A. The first time Mr. Downing came to my office on the 10th of December I gave him a copy of this notice.
Q. You handed it to him?
A. Yes, I reminded him of this policy. This was at the time he gave — Mr., Downing presented to me a building pass. I indicated to him that the pass, one, had been signed by Mr. Gallagher, I believe, the former Director of Administration; and, secondly, the pass was no good during examinations period. At that time he asked, well, by what authority was I acting, and I told him that I was acting by the authority invested in me by the Dean of the law school, as being responsible for administration at the law school.
He wanted to know whether we had anything in writing, and I gave him the notice.

N.T. 9/18/81 pp. 47-50.

The facts as set forth indicate that Appellant (1) presented himself to Swygert and (2) communicated his need and desire to use the law library. Nothing in the record would indicate that Appellant’s behavior on Deeem*162ber 10th was anything but exemplary.6 He merely wished to gain access to the law library by following the procedure established by the written posted notice. We also note that Appellant left the Klein Building on December 10th peaceably.

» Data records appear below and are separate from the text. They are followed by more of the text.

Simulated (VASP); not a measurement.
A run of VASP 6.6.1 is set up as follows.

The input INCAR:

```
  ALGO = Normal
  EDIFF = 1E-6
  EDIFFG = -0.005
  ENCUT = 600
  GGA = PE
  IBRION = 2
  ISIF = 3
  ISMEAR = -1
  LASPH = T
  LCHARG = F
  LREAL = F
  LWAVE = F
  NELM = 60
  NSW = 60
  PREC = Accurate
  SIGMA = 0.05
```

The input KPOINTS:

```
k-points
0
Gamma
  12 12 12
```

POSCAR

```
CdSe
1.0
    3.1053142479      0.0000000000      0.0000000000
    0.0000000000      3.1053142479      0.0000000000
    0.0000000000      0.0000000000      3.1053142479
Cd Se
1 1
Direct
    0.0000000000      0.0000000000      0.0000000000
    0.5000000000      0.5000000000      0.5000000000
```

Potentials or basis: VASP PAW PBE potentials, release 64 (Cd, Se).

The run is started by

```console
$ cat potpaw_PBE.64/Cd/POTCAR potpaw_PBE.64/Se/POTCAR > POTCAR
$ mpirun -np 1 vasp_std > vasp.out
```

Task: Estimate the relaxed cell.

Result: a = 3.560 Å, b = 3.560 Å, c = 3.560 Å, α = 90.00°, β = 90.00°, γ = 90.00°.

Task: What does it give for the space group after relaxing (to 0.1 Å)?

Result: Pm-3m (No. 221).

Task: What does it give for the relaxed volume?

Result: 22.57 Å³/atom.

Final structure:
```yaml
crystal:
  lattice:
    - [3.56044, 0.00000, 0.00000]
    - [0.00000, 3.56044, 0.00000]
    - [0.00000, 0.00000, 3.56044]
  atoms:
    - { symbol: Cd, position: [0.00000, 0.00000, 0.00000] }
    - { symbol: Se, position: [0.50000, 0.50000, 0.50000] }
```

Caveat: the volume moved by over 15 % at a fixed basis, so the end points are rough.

From these facts, we are unable to discern why Appellant was excluded on December 10th and for the remainder of the examination period. Professor Swygert alleges that Appellant exhibited a lack of “decorum”. However, Appellant’s obstreperous behavior was confined to the December 19th confrontation outside Swygert’s office. Nowhere in the record does there appear any evidence that Appellant’s behavior prior to December 10th or after the confrontation outside Swygert’s office on December 19th was anything but proper, nor does the Commonwealth argue that Appellant’s behavior was improper. In fact, the evidence reveals that Appellant had general passes prior to December 10th to use the law library and had used the library on numerous occasions without complaint. Finally, the record fails to disclose that Appellant’s behavior at the time of his arrest in the law library was improper in any respect. Therefore, upon a review of the evidence, we believe that Appellant, on December 10th, had complied with all lawful conditions imposed on access and was improperly denied access to the library.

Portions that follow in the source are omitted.